Democrats have little hope of regaining a majority of the seats in either chamber, but they’re pumping money into local campaigns to try to prevent another Republican supermajority in the state Legislature.

A two-thirds supermajority in both chambers helped Missouri Republicans override 11 bills vetoed by Nixon last session and 47 line-item budget vetoes. They also picked up support from a few Democrats.

Through veto overrides, the Legislature cut income tax rates, enacted one of the country’s longest abortion waiting periods and created a special training program for teachers to carry guns in classrooms.

Another Republican supermajority would give them the “power to have the most extreme idea imaginable and go forward with it regardless of who objects to it,” Missouri Democratic Party Chairman Roy Temple said.

“It’s a terrible way to produce policy,” he said.

House Republican Campaign Committee Executive Director Scott Dieckhaus said control in the Legislature is vital to check Nixon’s power as governor.

Of the 163 House seats, 82 races have both a Republican and Democratic candidate.

The GOP has enough seats and enough candidates running unopposed to already be assured of a majority in the Senate, but it takes 23 Senate seats and 109 House seats to have a supermajority.

“The chance of maintaining is probably pretty good,” Dieckhaus said. “The chance of growing the majority is pretty possible.”

David Kimball, a political science professor at the University of Missouri-St. Louis, agrees. He said Republicans likely will have another good year, in part because Democrats are struggling to find solid candidates to run for office in rural Missouri.

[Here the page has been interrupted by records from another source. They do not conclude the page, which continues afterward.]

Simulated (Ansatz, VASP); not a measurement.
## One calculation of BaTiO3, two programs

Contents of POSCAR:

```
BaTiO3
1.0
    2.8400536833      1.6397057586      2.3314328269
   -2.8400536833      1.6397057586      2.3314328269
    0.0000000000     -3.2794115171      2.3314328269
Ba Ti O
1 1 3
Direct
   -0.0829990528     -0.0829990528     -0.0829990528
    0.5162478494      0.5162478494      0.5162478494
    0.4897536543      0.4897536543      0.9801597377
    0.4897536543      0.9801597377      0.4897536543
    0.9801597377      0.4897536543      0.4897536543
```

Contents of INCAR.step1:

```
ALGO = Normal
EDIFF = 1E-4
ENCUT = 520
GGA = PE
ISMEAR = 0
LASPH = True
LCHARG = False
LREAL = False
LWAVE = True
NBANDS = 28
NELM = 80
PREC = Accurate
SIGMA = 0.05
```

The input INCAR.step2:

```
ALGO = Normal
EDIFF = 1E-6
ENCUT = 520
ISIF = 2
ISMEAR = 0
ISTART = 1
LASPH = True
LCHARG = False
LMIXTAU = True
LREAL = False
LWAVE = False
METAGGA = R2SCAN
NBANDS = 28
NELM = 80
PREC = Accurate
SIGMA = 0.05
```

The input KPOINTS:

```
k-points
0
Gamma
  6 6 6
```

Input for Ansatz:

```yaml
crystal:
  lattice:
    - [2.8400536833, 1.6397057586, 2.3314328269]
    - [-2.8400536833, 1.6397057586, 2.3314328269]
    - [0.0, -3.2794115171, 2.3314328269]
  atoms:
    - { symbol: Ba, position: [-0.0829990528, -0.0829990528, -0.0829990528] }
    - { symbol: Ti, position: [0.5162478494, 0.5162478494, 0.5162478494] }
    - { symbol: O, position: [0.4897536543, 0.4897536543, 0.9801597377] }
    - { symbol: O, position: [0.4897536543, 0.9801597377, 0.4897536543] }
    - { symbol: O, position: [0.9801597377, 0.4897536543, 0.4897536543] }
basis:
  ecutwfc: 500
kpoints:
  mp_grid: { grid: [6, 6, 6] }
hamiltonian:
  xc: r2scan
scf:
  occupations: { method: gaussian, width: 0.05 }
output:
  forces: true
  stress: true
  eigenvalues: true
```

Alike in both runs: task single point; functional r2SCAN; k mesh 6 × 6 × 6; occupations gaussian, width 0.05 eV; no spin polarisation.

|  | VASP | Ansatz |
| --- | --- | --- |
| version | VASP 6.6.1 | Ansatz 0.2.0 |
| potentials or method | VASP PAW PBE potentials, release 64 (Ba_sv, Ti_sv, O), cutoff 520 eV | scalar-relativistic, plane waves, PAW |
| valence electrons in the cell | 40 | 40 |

There are 51 Republicans running unopposed for House positions this year compared with 24 unopposed Democrats. Republicans are up against only third-party candidates in five elections, and one Democrat is running against a Libertarian.

Despite the odds, high-profile Democrats are pumping big bucks into local campaigns.

U.S. Sen. Claire McCaskill, a Missouri Democrat, so far has doled out $540,000 to the Missouri Democratic State Committee. Nixon has contributed $75,000, and Attorney General Chris Koster has given the committee $100,000.

That money funnels down to candidates in tight races. Temple said the party is targeting seats now held by Democratic lawmakers leaving because of term limits or pursuing another office. Seats with vulnerable Republican incumbents and areas where Democrats have won by close margins also are on their radar.

Both parties are pouring money into a St. Louis County race for state Senate. The Missouri Democratic State Committee as of Friday contributed more than $182,000 to Jill Schupp, a current state representative from Creve Coeur. The Missouri Senate Campaign Committee has given more than $570,000 to her opponent, Jay Ashcroft.

A win for Ashcroft would take Republicans one step closer to clinching the supermajority. Democrats aren’t looking for big gains, said Richard Fulton, a retired political science professor from Northwest Missouri State University. They’re targeting a few seats to chip away at Republicans’ numbers.

“If we take this seat, we are turning one seat around in the Legislature,” said Schupp, who is campaigning in part against Republican efforts to place restrictions on abortions. “Each time we do that and get one step closer to restoring a balance, we move closer to making better decisions for the state as a whole.”

Ashcroft did not return calls from The Associated Press.

Regardless of whether they can keep their supermajority powers, Fulton said to expect Republicans to flex their political muscle next legislative session as they rally around a gubernatorial bid in 2016.

“One way or the other, it’s going to be contentious,” he said. “They want to build a record and tear down Nixon even more than they have been trying to.”